Thai police use water cannons on pro-democracy protesters

Thai pro-democracy protester have been confronted by riot police and sprayed by water cannons as they tried to approach Bangkok’s Grand Palace to deliver letters about their political grievances addressed to the country’s king

Via AP news wire
Sunday 08 November 2020 11:57 GMT
Thailand Protests
Thailand Protests (Copyright 2020 The Associated Press. All rights reserved.)

Thai pro-democracy protesters were confronted by riot police and sprayed by water cannons Sunday as they tried to approach Bangkok's Grand Palace to deliver letters about their political grievances addressed to the country s king

The protesters had pushed aside a bus that was serving as a barrier to try to approach the palace, which houses the royal offices. The protesters had met earlier at Bangkok's Democracy Monument and marched as darkness fell, pushing past an initial thin line of police.

The water cannons were employed by the police for just a short time, and it was not clear if anyone was hurt in the chaos.

Thailand’s pro-democracy movement has been pushing a bold challenge to reform the monarchy with almost daily demonstrations. Sunday marked the second time water cannons had been used against them during several months of demonstrations.

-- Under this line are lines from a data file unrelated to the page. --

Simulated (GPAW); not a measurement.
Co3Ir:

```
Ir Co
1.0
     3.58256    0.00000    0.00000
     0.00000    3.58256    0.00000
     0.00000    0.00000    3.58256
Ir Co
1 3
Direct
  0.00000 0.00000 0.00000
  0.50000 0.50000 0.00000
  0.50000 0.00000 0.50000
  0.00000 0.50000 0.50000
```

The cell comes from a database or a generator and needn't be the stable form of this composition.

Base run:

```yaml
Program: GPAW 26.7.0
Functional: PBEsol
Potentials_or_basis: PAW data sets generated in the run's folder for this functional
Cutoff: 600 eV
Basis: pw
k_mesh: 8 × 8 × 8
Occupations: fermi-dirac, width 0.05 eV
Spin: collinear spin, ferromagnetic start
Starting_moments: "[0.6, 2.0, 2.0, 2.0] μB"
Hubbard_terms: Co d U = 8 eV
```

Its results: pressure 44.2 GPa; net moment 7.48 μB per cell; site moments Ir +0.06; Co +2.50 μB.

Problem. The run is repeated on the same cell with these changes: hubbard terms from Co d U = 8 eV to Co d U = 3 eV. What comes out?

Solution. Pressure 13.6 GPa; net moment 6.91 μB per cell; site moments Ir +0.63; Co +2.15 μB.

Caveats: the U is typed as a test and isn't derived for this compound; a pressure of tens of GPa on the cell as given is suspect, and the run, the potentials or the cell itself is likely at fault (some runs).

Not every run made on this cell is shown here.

The student-led movement, which over several months has seized the political initiative, has put enough pressure on the government of Prime Minister Prayuth Chan-ocha to call for Parliament to deal with at least some of their demands.

They are seeking Prayuth’s resignation, changes to the constitution to make it more democratic and reforms to the monarchy to make it more accountable.

The protesters believe Prayuth lacks legitimacy because he came to power after an election last year whose rules were set up under military rule. Prayuth as army chief in 2014 led a coup ousting an elected government and then headed the junta that ran the country until last year’s polls.

A new constitution was put into effect by the junta that the protesters also consider illegitimate and anti-democratic.

The third demand, calling for reform of the monarchy, is the most controversial. The monarchy has traditionally been an untouchable institution, regarded by most Thais as the heart and soul of the nation. A lese majeste law mandates a prison term of up to 15 years for anyone who defames the king or his close family.

Until the protesters raised the issue, public criticism of the royal institution was virtually unknown.

While the protesters have increasingly put the monarchy issue front and center, they have received serious pushback. Even the main opposition party, otherwise sympathetic to their other points, has said it does not want to amend laws covering the monarchy, and royalists have started holding counter-demonstrations.

Parliament has agreed to debate amending the constitution and political leaders are discussing setting up a reconciliation committee, an effort that so far has been rejected by the protesters.

But Prayuth has insisted he won’t step down, and any effort to reform the monarchy seems to be a dead end, leaving the situation deadlocked.